Annan launches new campaign to implement UN Millennium Development Goals

Kofi Annan at press briefing
Warning that the world is falling short in meeting the objectives agreed by global leaders two years ago when they adopted the United Nations Millennium Declaration, Secretary-General Kofi Annan today outlined a series of steps to help accelerate progress to reach the text’s development goals.

Warning that the world is falling short in meeting the objectives agreed by global leaders two years ago when they adopted the United Nations Millennium Declaration, Secretary-General Kofi Annan today outlined a series of steps to help accelerate progress to reach the text’s development goals.

“If we carry on as we are, most of the pledges are not going to be fulfilled,” the Secretary-General told reporters in New York. “On all our broad objectives – human rights, democracy, good governance, the resolution of conflicts, and the special needs of Africa – we are moving too slowly.”
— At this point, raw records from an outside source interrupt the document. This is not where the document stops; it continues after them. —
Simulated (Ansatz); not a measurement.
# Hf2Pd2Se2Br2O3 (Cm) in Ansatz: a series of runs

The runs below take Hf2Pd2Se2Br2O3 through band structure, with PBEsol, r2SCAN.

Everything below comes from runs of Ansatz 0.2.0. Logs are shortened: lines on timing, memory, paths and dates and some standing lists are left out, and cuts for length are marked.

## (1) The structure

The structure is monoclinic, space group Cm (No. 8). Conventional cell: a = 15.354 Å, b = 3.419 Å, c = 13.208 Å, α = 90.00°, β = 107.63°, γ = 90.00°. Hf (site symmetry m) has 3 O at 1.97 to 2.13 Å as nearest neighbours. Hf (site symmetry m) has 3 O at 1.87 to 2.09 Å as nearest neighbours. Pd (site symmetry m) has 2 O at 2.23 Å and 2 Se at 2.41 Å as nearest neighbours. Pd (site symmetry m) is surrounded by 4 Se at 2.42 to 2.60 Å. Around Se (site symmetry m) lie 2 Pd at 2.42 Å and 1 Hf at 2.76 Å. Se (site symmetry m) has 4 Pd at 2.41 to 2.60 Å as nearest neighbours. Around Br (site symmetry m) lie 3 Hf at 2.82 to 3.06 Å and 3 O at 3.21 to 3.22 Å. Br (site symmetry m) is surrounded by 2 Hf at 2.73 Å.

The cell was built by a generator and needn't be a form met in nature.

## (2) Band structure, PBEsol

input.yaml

The Secretary-General presented his latest report on the issue, painting a mixed picture of progress. Over the past decade, East Asia has already halved the proportion of people living on less than one dollar per day – from 28 per cent to 14. South Asia, where nearly half the world’s poor still live, has seen a more modest drop: from 44 per cent to 37 per cent. But in Africa, where ten years ago 48 per cent of people were living on one dollar a day or less, the figure today is 47 per cent. “In ten years, Africa has only managed to cut the proportion by one forty-eighth,” he noted.

Success, the Secretary-General stressed, would depend on national efforts. “It is not here at the United Nations that these goals can be achieved,” he said. “All we can do is keep reminding governments of their pledges, and urging them to do whatever is needed to make those pledges come true.”

In order to do its part, he announced the launch of a UN Millennium Campaign. In addition to reporting on progress each year, the Secretary-General pledged that the UN would “also help every developing country to produce its own annual report – so that in each country the people will know how they are doing.”

To help drive the new Campaign, Mr. Annan announced the appointment of Eveline Herfkens, former Minister for Development Cooperation of the Netherlands, as an adviser to assist him with the promotion of the Millennium Development Goals by helping to spread awareness of them and to build new coalitions for action to achieve them in both developed and developing countries. “She has already done a great deal to bring the Millennium Development Goals to the top of the global agenda,” he said.

With the news focus currently on Iraq, the Secretary-General pointed out that the UN must think of the rest of the world as well, “especially the well over a billion people who struggle to survive on less than a dollar a day, without clean water or sanitation, and go to bed hungry every night.